Using DataDirect XQuery® SQL Generation Algorithms

DataDirect XQuery uses one of the following SQL generation algorithms when translating a query to one or multiple SQL Select statements:

By default, DataDirect XQuery uses the merge join algorithm, which typically gives the best performance. However, when the XML structure is not too deeply nested, the outer join or sorted outer union algorithm gives better performance. As a guideline, consider using either outer join or sorted outer union in cases where the XML nesting level is limited to four or less.

See "Improving Performance" for additional information about performance.

Nested Loop

The nested loop algorithm creates a first SQL statement that selects all values for the parent nodes and a second SQL statement that, for each parent node, selects the values for the associated child nodes.

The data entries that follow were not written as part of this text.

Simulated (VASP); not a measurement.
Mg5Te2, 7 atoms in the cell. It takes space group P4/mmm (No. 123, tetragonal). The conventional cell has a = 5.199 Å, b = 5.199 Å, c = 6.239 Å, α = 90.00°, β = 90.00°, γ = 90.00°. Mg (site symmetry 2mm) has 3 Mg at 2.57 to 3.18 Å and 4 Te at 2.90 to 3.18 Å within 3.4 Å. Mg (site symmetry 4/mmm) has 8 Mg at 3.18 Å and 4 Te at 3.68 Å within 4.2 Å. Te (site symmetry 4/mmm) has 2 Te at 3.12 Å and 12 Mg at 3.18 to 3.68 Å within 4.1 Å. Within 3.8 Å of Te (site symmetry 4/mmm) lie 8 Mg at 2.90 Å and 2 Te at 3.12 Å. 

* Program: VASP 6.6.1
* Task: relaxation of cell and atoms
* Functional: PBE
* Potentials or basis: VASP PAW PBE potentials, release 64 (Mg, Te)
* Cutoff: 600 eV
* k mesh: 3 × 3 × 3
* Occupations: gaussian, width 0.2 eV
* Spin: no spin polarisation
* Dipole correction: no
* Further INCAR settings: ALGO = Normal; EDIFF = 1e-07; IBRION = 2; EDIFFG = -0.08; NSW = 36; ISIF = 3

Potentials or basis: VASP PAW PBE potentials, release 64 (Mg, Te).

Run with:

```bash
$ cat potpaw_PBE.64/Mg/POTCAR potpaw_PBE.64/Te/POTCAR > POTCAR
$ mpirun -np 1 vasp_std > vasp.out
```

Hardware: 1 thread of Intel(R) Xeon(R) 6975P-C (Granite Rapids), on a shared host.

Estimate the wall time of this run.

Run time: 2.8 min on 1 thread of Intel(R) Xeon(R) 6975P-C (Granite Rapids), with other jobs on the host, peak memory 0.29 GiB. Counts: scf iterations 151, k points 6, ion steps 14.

Use this algorithm when the parent nodes are not uniquely identifiable. In this case, the nested loop algorithm is the only one that returns correct results.

Merge Join

To construct a correct parent/child relationship, the merge join algorithm creates a first SQL statement that selects all parent values and sorts them on the unique columns of the parents. Then, a second SQL statement joins parent with child values and sorts them again on the unique columns of the parents. The results are processed by moving forward through the results of both SQL statements, linking parent with child node values based on the values of the unique columns.

By default, DataDirect XQuery uses the merge join algorithm, which typically gives the best performance.

Outer Join

The outer join algorithm creates a single SQL statement that outer joins parent with child node values. The advantage of using this algorithm is that only a single SQL statement is created. The disadvantage is that this single SQL statement can be very complex, for example, when deeply nested XML structures must be created. In addition, this algorithm requires that for each set of child node values all parent node values are selected as well, which results in redundant information being communicated between the database server and the application.

As a guideline, consider using the outer join algorithm in cases where the XML nesting level is limited to four or less.

Sorted Outer Union

The sorted outer union algorithm creates a single SQL statement that is the union of multiple SQL statements (one for each level in the XML hierarchy). The first SQL statement in the union selects parent node values; the second selects the unique values of the parents joined with the child node values. This approach is recursively applied for each level in the XML hierarchy.

The advantage of using this algorithm is that only a single SQL statement is created. The disadvantage is that this single SQL statement can be very complex and that SQL engines are typically not well-tuned for complex union statements.

As a guideline, consider using the sorted outer union algorithm in cases where the XML nesting level is limited to four or less.

Selecting Which Algorithm to Use

You can select which algorithm to use for a given connection or for an individual query.

To specify an algorithm for a given connection, configure the JdbcOptions property of DDXQDataSource or the Options property of DDXQJDBCConnection. For example:

DDXQDataSource ds = new DDXQDataSource(); 
ds.setJdbcOptions("sql-rewrite-algorithm=nested-loop"); 

See "DDXQDataSource and DDXQJDBCConnection Properties".

To specify an algorithm for an individual query, add the sql-rewrite-algorithm option declaration to the Query prolog. For example:

declare option ddtek:sql-rewrite-algorithm "outer-join";